Is a lackluster relationship better than nothing?

I know we're supposed to think "he's out there," but I'm not so sure. 2 of my best friends have been single forever, despite dating a lot and having a couple decent earlier relationships. I think every relationship is a compromise, and you make the best of it. My partner and I are late 50s and still cuddly and hug, and i can fall asleep next to him in seconds. But we haven't had sex in years.

Our sex routine faded after a health scare and never came back, but I don't miss it at all. I think part of it is that I had so much casual sex in my 20s, 30s, and 40s, sex became meaningless. Work, porn, different sleep routines, stress, and health all play a part too, but I'm happy cuddling on the couch and smooching and sharing massages, then going to bed. I just don't feel an orgasmic drive for him anymore, but I still love him. It's safe and comfortable and stable. That's where I am these days.

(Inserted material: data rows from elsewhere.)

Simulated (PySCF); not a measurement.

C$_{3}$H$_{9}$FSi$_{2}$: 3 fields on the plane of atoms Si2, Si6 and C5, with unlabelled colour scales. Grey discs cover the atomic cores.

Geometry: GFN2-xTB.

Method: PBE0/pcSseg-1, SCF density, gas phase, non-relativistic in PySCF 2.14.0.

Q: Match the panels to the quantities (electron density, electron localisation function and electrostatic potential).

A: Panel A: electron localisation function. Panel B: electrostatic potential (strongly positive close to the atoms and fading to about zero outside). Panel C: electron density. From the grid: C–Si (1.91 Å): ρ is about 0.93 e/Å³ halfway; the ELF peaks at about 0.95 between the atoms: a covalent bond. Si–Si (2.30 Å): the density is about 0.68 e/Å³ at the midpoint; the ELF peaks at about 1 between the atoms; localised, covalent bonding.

If my partner and I broke up, I'd sooner move in with or close to one of my best friends rather than dating again. I was lonely during my single days but also so grossed out by the weirdos, so tired of adapting to the self-centered guys I met, so dismayed by guys who cheated or ghosted. It just isn't worth my time to look for "him." I feel grateful for my partner now, and an occasional orgasm is not worth the misery of the dating scene.

All that said, it doesn't sound like you really like your partner. Not having sex is one thing, but it sounds like you are dismissed, ignored, and disrespected. That is the reason to leave. Not a missing orgasm.